Steal Henry Cavill’s Style: How To Wear A Suit When You’re Big and Muscular

Being Superman and a dapper spy from the 1960s sure would put one Henry Cavill on any spotlight. But when it comes to red carpet appearances, the Englishman apparently knows how to show off his Savile Row influences—especially dressing his sculpted physique.

While his latest film, Mission: Impossible Fallout is playing everywhere, the multiple images of Henry appearing on many premiere screenings all over the world reminded us how good he is in dressing the part. From the choice of colors and fabric to the right fit, he knows exactly what to wear for his big and muscular body type.

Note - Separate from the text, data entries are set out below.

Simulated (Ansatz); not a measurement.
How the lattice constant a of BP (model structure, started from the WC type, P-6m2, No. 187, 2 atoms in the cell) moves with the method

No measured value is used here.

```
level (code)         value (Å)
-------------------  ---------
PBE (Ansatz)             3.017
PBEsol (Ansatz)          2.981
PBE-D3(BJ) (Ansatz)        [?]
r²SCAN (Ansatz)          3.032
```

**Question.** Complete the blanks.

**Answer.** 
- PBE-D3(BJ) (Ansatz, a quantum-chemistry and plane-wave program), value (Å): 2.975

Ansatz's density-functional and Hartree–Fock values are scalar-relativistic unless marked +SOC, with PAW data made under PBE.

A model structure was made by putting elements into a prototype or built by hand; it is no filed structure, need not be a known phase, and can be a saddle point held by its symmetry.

We try to rediscover Henry’s best looks from his red carpet attendances throughout the years, and try to pick his brain on how to dress for the occasion.

Go classic.

Outfit by Tom Ford

A charcoal grey suit is always safe, that’s why everyone has it. Try to make it less common by choosing an unlikely material for both the suit and the tie. Pair your English spread collar shirt with a knit black tie, it does pull the whole outfit together perfectly.

Express your image.

Outfit by Ermenegildo Zegna

Sure this one’s a cop out, and it looks a little too 90s. But really, can it be more fitting other than the man playing Superman wearing a dark blue suit with a red tie? A key takeaway here is to know your go-to colors. Also, wearing clashing patterns can add more character.

Fit is key.

Outfit by Tom Ford

Wearing a three-piece suit especially for a well-built man with big torsos like Henry is tricky—much more in lighter colors. Yet, he pulled this off. How did he do it? Tailoring. Keep it classy and powerful at the same time with a fit that’s superhero material. Neither excess nor shortage of fabric for your body type isn’t good for your image.

Be brave.

Outfit by Dunhill

If you’re feeling contrived in a three-piece suit, try to mix it up a little every once in a while. Such as a double-breasted blue glen plaid wool suit, combined with golden elements from your tie and pocket square. Bold.

The devil is in the details.

Outfit by Dunhill

There’s not much room for experiments for formal attires. So Henry cleverly plays with materials. This velvet dinner jacket looks unconventional yet still delivers the message.